Good puzzle and yes I agree totally with the answer. Many of these condidtional probability teasers have evoked a lot of discussion on these boards.
This teaser didn't "feel" right for me either, but after doing some homework...
I just can't imagine a couple going into a doctors office with their baby boy and 1 on the way and stating to the doc "We are plannig on two more siblings for our little Billy to play with, what are the odds he'll have 2 brothers?" And the doctor replies, "1/7 of a chance" Hee hee hee, just doesn't look right which makes it a Great Teaser!!
I just can't imagine a couple going into a doctors office with their baby boy and 1 on the way and stating to the doc "We are plannig on two more siblings for our little Billy to play with, what are the odds he'll have 2 brothers?" And the doctor replies, "1/7 of a chance" Hee hee hee, just doesn't look right which makes it a Great Teaser!!
Its like the problem "I flip two coins. At least one is tails. What is the probability the other is tails?" and the answer is 1/3. I frazzled every brain cell over that one...
No, it WOULD be 1/3. BBG, BGB and GBB all mean 1 girl and 2 boys. The kids arent in any order!
Sorry, pink, but you are very much incorrect. It's already been explained correctly, so if you still don't believe the answer you'll have to search the web or take a probability lesson. Look at it this way: I have two children. What are the odds that they are both boys? It should be obvious that the odds are 1/4 (1/2 * 1/2). If you use your logic, however, your options would be BB, BG, and GG, making the odds 1/3. You HAVE to include GB in this, because it truly is a different possibility than BG. If you don't include it, then you are saying that the first child being a girl and the second child being a boy is not possible, which of course is not true.
I agree with pink. Plus they could be triplets.
I don't know how many times I can say it. The answer is absolutely correct. Try flipping coins or something to prove it to yourself. Also, it doesn't make any difference whether they are triplets or not. Three sons is three sons no matter how you slice it.
the answer is wrong. order is not a factor. it says she already HAS three children and at least one of them is a boy. that leaves two other children. they can be both boys, both girls, or one of each. order does NOT matter.
The answer is absolutely correct. We are only given the fact that one of the children is a boy but we don't know which one. So we can only eliminate one of the eight possibilities and that leaves us with a probability of 1/7. The reason why we should consider GBB, BGB and BBG differently is because each one of them is as likely as, say, GGG. If we took them together as one, then we won't be dealing with equally likely elements and cannot conclude that the probability is 1/3.

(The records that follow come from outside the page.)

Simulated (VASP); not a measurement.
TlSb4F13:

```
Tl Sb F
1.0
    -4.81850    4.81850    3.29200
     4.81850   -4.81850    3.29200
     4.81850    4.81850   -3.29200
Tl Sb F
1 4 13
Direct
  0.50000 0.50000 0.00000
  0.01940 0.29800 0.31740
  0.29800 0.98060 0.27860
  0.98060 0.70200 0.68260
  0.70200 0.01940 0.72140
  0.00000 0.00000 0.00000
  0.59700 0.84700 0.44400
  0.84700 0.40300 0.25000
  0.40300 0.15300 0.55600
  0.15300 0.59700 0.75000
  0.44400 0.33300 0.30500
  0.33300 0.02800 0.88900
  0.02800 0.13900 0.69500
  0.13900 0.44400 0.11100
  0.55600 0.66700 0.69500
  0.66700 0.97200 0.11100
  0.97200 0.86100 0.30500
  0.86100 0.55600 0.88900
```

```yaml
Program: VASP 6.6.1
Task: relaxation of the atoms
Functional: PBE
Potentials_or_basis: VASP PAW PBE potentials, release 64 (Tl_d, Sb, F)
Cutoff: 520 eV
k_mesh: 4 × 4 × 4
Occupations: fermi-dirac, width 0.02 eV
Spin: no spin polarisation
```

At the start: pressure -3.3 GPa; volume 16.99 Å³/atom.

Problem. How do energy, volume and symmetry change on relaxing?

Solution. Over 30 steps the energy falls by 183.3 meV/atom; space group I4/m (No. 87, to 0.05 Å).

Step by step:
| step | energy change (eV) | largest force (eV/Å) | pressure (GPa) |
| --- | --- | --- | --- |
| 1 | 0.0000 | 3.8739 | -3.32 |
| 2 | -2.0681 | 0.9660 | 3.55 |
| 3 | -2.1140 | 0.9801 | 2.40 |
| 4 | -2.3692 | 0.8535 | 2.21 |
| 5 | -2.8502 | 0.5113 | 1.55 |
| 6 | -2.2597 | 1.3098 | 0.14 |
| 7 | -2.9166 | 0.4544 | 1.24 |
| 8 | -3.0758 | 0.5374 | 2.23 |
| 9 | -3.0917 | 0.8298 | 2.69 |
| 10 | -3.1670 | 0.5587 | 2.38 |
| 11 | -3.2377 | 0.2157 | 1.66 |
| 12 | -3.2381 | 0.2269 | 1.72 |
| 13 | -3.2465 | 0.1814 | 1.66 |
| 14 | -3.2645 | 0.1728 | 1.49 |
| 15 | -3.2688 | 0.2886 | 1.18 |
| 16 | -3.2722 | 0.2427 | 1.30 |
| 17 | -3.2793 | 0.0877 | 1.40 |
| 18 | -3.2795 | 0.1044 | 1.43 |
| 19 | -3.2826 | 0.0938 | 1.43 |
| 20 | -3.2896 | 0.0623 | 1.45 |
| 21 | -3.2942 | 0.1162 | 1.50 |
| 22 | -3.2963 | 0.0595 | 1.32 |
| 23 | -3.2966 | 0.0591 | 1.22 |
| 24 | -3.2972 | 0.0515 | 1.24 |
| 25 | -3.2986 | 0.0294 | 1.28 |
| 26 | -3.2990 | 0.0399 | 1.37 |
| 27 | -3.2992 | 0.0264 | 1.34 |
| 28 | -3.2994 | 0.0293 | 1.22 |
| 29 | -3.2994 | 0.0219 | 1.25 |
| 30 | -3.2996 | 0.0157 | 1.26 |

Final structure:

Though I agree with the answer, basically, I'd like to throw a wrench in the works and say that statistically, boys and girls aren't exactly 50% each. Just trying to cause trouble
I must agree with cvlspaz. I have three coins. One has two heads. When I flip the three coins, I am always guaranteed at least one head. The remaining two coins have four possible outcomes: both heads, both tails, one head and one tail, one tail and one head. I can flip all three coins at the same time (as in triplets) or individually in any order. The outcome is the same. The answer is 1 in 4.
Cmnme, your analogy is not the same as the teaser. In your example you KNOW which coin will show up heads. In the teaser above you don't know, and this results in more possibilities. In general you figure out probabilities by dividing the number of outcomes that satisfy the given conditions by the TOTAL
(continued - sorry) TOTAL number of possible outcomes. In the teaser there are eight possible outcomes: BBB, BBG, BGB, GBB, GGB, GGG, GBG, & BGG. You can only rule one of these out: Since you know that there is at least one boy, then GGG is ruled out. Therefore there are 7 possible outcomes. The only one that satisfies the given conditions in the quesion (three boys) is BBB. ONE out of the possible SEVEN. I said it before and I'll say it again: The answer given is ABSOLUTELY CORRECT. If you think it's wrong, may I suggest going to a mathematics web site and studying up on probability calculations.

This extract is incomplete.